I urge my readers and followers to pick up a book today. I want you to read a page, a chapter, or the entire thing. I want to know what book you choose, what you learned from your moments reading, and how it made you feel.

I urge my readers to write something today for yourself. Write down your grocery list on paper, an encouraging quote on a Post-it note to place on your computer screen, or a letter to a loved one.

I want my readers and followers to take from the gift of literacy and do something positive with it today. Happy International Literacy Day!

 

Advertisement

Starting a Book Club

As a writer and aspiring author, I have found myself buying up more books than my Ikea bookshelves can handle all while calling myself a “reader.” Which I am, but I am the type of reader who rewards myself with new books, even when I have hundreds of novels left unread on my shelves, and I wasn’t reading to keep up. For a while, I obsessively bought every recommendation and new release and added them to my fast-growing collection of “want to read next” while I neglected to read.

In May, I said enough is enough, no. more. books.

Before I get ahead of myself, I was doing this to save money. I called it my ‘book hiatus,’ which is where I set the goal for myself to read 1/3 of my books before heading out and buying new ones. My bookshelf would always be accepting of Advance Reader Copies and gifts, but I am now actively trying to read what is already in my collection.

It was around the time of my hiatus that I realized I was reading a lot in the spring, but that number started to dwindle in the summer. At one point, I was reading a book a week, which sounds like a lot, but I was a fast reader and I often get sucked into a story and have a hard time putting them down. In order to maintain my habit of buying and not reading, I revamped the goal by talking to my fellow reading friends and asking if they wanted to start a book club.

My best friend is just like me, she obsessively stalks Barnes & Noble’s inventory, rewards her seven-foot-tall bookshelves with more books, and is trying to find time to catch-up with all the books she wants to read. It was back in 2016 when we first started this idea of a book-club. We were prepping for our road trip from Florida to Colorado, and I was showing her all around my home town of Naples; which included stopping in Barnes & Noble. We both, separately, found the book Virgin by Radhika Sanghani which followed a 21-year-old on a mission to deflower herself.

We both decided to pick up a copy, read it on our own time, and discuss the book when we were done. Together we sat in my living room on matching couches and turned the pages in silence. I ended up devouring the book before bed, which pushed my best friend to read it faster, and still to this day, I loved the book, and I loved discussing it with a friend.

Since then, I have picked up duplicate copies of books for us to read, in addition to us both recommending and FaceTiming one another to show our recent book haul.  Together, we decided enough is enough. No more “let save this for a book club” instead, “lets actually read this for a book club.”

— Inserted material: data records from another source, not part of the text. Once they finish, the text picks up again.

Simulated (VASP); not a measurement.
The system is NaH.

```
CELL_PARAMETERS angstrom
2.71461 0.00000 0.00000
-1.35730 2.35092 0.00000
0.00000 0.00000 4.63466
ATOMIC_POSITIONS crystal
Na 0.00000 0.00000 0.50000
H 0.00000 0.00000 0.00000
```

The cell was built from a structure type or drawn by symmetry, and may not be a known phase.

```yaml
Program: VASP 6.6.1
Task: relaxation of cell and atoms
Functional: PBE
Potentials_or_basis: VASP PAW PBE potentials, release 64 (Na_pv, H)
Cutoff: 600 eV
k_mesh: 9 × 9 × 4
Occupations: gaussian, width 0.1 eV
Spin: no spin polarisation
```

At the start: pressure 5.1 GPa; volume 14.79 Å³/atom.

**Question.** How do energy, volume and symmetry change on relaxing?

Those words made me a reader again. We planned for September 1st to be the start of our monthly book club. We planned to read one book together, starting with Uncommon Types by Tom Hanks (yes, that Tom Hanks). We habitually start multiple books at a time, so we left the final weeks in August to wrap up our books of the summer. Because I had a plan, I stuck with it. Throughout the past few weeks, I finally finished A Darker Shade of Magic and City of Ghost by V. E. Schwab, The Nest by Cynthia D’Aprix Sweeney, and Dreyer’s English: An Utterly Correct Guide to Clarity and Style by Benjamin Dryer.

I mention that I habitually read multiple books at one time because I would love to read more books with more people. I may have started a book club with close friends, but also entice to my readers to join along in the conversation! You may just be here for my mental-health blogs and tantalizing travel essays, but in actuality, I would love to interact with my followers, and I feel like reading is something you can do to improve your mental well-being and a book is portable enough to take on your journies.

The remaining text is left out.